Knight Lee comments on Reduce AI Self-Allegiance by saying “he” instead of “I”

Knight Lee 27 Dec 2024 11:45 UTC
1 point
0
EDIT: ignore my nonsense and see Vladimir_Nesov’s comment below.
That’s a good comparison. The agents within the human brain that Minsky talks about, really resemble a Mixture of Experts AI’s “experts.”^[1]
The common theme is that both the human brain, and a Mixture of Experts AI, “believes” it is a single process, when it is actually many processes. ~~The difference is that a Mixture of Experts has the potential to become~~ ~~self aware~~ ~~of its “society of the mind,” and see it in action, while humans might never see their internal agents.~~
If the Mixture of Experts allowed each expert to know which text is written by itself and which text is written by the other experts, it would gain valuable information (in addition to being easier to align, which my post argues).
A Self Aware Mixture of Experts might actually have more intelligence, since it’s important to know which expert is responsible for which mistake, which expert is responsible for its brilliant insights, and how the experts’ opinions differ.
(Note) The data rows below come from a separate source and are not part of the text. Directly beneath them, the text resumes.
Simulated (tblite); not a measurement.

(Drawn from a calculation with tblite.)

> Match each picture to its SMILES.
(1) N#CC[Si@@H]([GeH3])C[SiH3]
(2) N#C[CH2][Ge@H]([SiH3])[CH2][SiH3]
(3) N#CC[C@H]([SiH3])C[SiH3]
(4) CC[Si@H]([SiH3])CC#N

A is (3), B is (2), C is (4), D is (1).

I admit there is a ton of mixing going on, e.g. every next word is written by a different expert, words are a weighed average between experts, etc. But you might simplify things by assigning each paragraph (or line) to the one expert who seemed to have the most control over it.
~~There will be silly misunderstandings like:~~
~~Alice: Thank you Bob for your insights.~~
~~A few tokens later:~~
~~Bob: Thank you Bob for your insights. However, I disagree because—oh wait I am Bob. Haha that happened again.~~
I guess the system can prevent these misunderstandings by editing “Bob” into “myself” when the main author changes into Bob. It might add new paragraph breaks if needed. Or if it’s too awkward to assign a paragraph to a certain author, it might have a tendency to assign it to another author or “Anonymous.” It’s not a big problem.
If one paragraph addresses a specific expert and asks her to reply in the next paragraph, the system might force the weighting function to allow her to author the next paragraph, even if that’s not her expertise.
~~I think the benefits of a Self Aware Mixture of Experts is worth the costs.~~
Sometimes, when I’m struggling with self control, I also wish I was more self aware of which part of myself is outputting my behaviour. According to Minsky’s The Society of Mind, the human brain also consists of agents. I can sorta sense that there is this one agent (or set of agents) in me which gets me to work and do what I should do, and another agent which gets me to waste time and make excuses. But I never quite notice when I transition from the work agent to the excuses agent. I notice it a bit when I switch back to the work agent, but by the the damage has been done.
PS: I only skimmed his book on Google books and didn’t actually read it.
1. ^
  ~~I guess only top level agents in the human brain resemble MoE experts. He talks about millions of agents forming hierarchies.~~
- Vladimir_Nesov 30 Dec 2024 12:53 UTC
  5 points
  2
  Parent
  Mixture of Experts AI’s “experts.”
  
  Experts in MoE transformers are just smaller MLPs^[1] within each of the dozens of layers, and when processing a given prompt can be thought of as instantiated on top of each of the thousands of tokens. Each of them only does a single step of computation, not big enough to implement much of anything meaningful. There are only vague associations between individual experts and any coherent concepts at all.
  
  For example, in DeepSeek-V3, which is an MoE transformer, there are 257 experts in each of the layers 4-61^[2] (so about 15K experts), and each expert consists of two 2048x7168 matrices, about 30M parameters per expert, out of the total of 671B parameters.
  ↩︎
  Multilayer perceptrons, multiplication by a big matrix followed by nonlinearity followed by multiplication by another big matrix.
  
  ↩︎
  Section 4.2 of the report, “Hyper-Parameters”.
  What links here?
  - Knight Lee's comment on A Solution for AGI/ASI Safety by Weibing Wang (25 Dec 2024 7:57 UTC; 2 points)
  - Knight Lee 30 Dec 2024 20:03 UTC
    3 points
    0
    Parent
    Oops you’re right! Thank you so much.
    I have to admit I was on the bad side of the Dunning–Kruger curve haha. I thought understood it, but actually I understood so little I didn’t know what I needed to understand.